Global stocks scale records, oil dips as investors hail easing of Mideast tensions

NEW YORK (Reuters) – Crude oil prices slid and equity markets around the world set new highs on Thursday as investors took on greater risk in a relief rally after the United States and Iran moved to defuse escalating tensions in the Middle East.

FILE PHOTO: Traders work at the New York Stock Exchange (NYSE) in New York, U.S., January 2, 2020. REUTERS/Bryan R Smith

Gold prices retreated further from a near seven-year peak scaled after Iran’s retaliatory missile strike on military bases housing U.S. troops in Iraq early on Wednesday in response to Friday’s U.S. drone strike that killed a top Iranian general and raised fears of a greater regional conflict.

The safe-haven yen fell to more than a one-week low against the dollar.
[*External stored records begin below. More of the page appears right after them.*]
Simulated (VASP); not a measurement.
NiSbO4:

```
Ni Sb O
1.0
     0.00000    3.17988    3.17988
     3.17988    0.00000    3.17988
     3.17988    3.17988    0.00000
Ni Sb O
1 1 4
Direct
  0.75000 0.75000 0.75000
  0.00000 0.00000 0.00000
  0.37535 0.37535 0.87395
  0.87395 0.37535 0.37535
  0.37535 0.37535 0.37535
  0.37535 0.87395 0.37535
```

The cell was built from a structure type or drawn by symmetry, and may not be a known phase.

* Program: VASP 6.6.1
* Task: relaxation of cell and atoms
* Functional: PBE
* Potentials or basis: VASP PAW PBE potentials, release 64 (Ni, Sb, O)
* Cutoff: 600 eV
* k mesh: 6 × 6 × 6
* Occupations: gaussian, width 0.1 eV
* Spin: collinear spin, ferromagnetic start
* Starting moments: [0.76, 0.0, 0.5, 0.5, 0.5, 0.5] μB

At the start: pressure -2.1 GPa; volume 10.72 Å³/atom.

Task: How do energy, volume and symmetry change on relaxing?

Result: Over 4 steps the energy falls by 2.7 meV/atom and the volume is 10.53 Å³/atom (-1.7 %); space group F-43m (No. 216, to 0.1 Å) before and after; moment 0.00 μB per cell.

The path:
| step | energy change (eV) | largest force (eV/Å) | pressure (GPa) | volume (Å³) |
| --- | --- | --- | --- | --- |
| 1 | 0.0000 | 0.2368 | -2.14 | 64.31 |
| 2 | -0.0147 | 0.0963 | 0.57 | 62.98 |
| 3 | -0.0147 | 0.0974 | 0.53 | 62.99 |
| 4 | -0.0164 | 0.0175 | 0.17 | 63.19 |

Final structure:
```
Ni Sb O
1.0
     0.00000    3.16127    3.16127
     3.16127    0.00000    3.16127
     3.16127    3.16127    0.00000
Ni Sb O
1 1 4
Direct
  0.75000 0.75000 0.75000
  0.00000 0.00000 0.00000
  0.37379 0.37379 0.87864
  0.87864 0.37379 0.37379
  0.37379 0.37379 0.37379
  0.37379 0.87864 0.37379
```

MSCI’s gauge of equity indexes in 49 countries hit an all-time high, as did the pan-regional STOXX 600 index in Europe and the three major stock indexes on Wall Street. The benchmark index in Australia set a record closing high and the main Canadian stock index hit an all-time high.

U.S. President Donald Trump refrained from ordering more military action and Iran’s foreign minister said the missile strikes had “concluded” Tehran’s response.

Trump’s decision helped to soothe markets and increase demand for risk assets, said Brad Bechtel, managing director, Jefferies in New York.

“Trump completely downplayed the idea of going to war with Iran or even any sort of retaliatory measures,” Bechtel said.

Neither side wants to further escalate tensions, said Bank of Singapore currency strategist Moh Siong Sim in Singapore.

“All is well – so says Trump! That is the mood today,” Sim said.

MSCI’s all-country world index gained 0.61%, while the STOXX 600 index rose 0.31%. The MSCI emerging markets index <rose 1.53%.

Germany’s trade-sensitive DAX jumped 1.3%, helped by data showing better-than-expected industrial output in November that dispelled lingering worries about a recession in Europe’s economic powerhouse.

On Wall Street, the Dow Jones Industrial Average rose 184.95 points, or 0.64%, to 28,930.04. The S&P 500 gained 17.09 points, or 0.53%, to 3,270.14 and the Nasdaq Composite added 58.12 points, or 0.64%, to 9,187.36.

Stocks also got a boost from China’s commerce ministry saying Vice Premier Liu He will sign a long-awaited Phase 1 trade deal in Washington next week.

Crude prices slid as the market shifted focus toward a rising inventory of U.S. crude stocks as prices receded to pre-crisis levels of mid-December. Oil prices later pared losses to trade near break-even.

Brent crude futures fell 7 cents to settle at $65.37 a barrel, while West Texas Intermediate settled down 5 cents at $59.56 after tumbling nearly 5% on Wednesday.

Crude oil stocks were up 1.2 million barrels in the week ended Jan. 3 at 431.1 million barrels, the Energy Information Administration said on Wednesday.

The yen, seen as a safe haven in times of geopolitical turmoil because of its deep liquidity as well as Japan’s current account surplus, quickly reversed gains made after the Iranian missile strike.

Another safe currency, the Swiss franc, also fell against both the dollar and the euro..

The yen weakened 0.35% versus the greenback at 109.53 per dollar. The dollar index, tracking the unit against six peers, rose 0.14%, with the euro up 0.02% to $1.1105.

Greater risk appetite was also evident in emerging markets. China’s trade-exposed yuan reached a five-month high of 6.9281 per dollar, while South Africa’s rand and Turkey’s lira, which had been buffeted this week, rebounded. [EMRG/FRX]

U.S. Treasury yields fell after strong demand at a $16 billion auction of 30-year bonds drove their price higher. The benchmark 10-year note rose 7/32 in price to yield 1.8493%.

U.S. gold futures were down 0.4% at $1,551.73.